Fun Facts

Coins last a lot longer than bills.... The life expectancy of a circulating coin is 30 years, while paper money usually only lasts for 18 months. Now you see why using Golden dollars instead of dollar bills makes a lot of sense!
Where’s the world’s biggest mint?... The Philadelphia Mint, the fourth United States Mint in that city since 1792, is the world's largest mint, covering over 5 acres of ground.
“In God We Trust” was first used on coins during the Civil War.... This inscription was added to the two-cent piece of 1864. But it didn't become necessary to add it to all coins until 1955. The inscription "E Pluribus Unum," which means "One from Many" (as in one country made from many states) was first used on the gold $5 piece of 1795.
The first Director was a scientist and astronomer.... The first Mint Director, David Rittenhouse, was a famous Philadelphia scientist and astronomer who was appointed by President Washington in 1792. His first public service, in 1763, had been to settle a boundary dispute between Lord Baltimore of Maryland and the Penn Family of Pennsylvania. Mason and Dixon later confirmed his boundary lines.
The first Mint had a lot of horse power.... Horses, oxen, and men powered the Mint's coin presses before 1816. The first steam operated coin press appeared in 1836.
How old is Peter, the original Mint Eagle?... On display at the Philadelphia Mint is Peter, the bald eagle who lived at the first Mint and was befriended by its employees. After his untimely death, the workers had Peter mounted, and he has remained on display for more than 150 years.
Before the Mint Police, there was a Mint Pup.... Old records show that $3 was spent to purchase a watchdog to protect the first Mint in Philadelphia.
Half a dime wasn’t a nickel then.... The first American coins were half dimes - spelled "dismes" - which were struck in the fall of 1792. Though worth 5 cents, they contained no nickel, but were mostly silver with a trace of copper. The first circulating coins were one cent pieces made the following year.

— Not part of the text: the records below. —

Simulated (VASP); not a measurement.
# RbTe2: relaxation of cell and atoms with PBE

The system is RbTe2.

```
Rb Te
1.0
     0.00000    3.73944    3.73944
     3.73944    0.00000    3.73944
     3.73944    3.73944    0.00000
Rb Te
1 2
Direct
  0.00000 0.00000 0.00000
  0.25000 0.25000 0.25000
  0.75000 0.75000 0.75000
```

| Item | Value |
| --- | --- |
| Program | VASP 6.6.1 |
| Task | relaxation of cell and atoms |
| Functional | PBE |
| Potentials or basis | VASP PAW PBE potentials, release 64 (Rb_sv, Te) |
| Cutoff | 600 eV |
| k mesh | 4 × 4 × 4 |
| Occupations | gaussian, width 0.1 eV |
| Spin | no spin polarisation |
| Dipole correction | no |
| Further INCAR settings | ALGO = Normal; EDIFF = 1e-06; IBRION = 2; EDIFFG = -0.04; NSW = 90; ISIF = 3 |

Her best soup spoons make good pocket change.... Legend has it that Martha Washington donated the silverware from her table to make the nation's first currency.
This Native American had three different faces.... According to artist James E. Fraser, the Native American on the Indian Head and Buffalo nickels was actually a combined image created from three people: a Cheyenne named Chief Two Moons, an Iroquois named Chief John Big Tree, and a Sioux named Chief Iron Tail.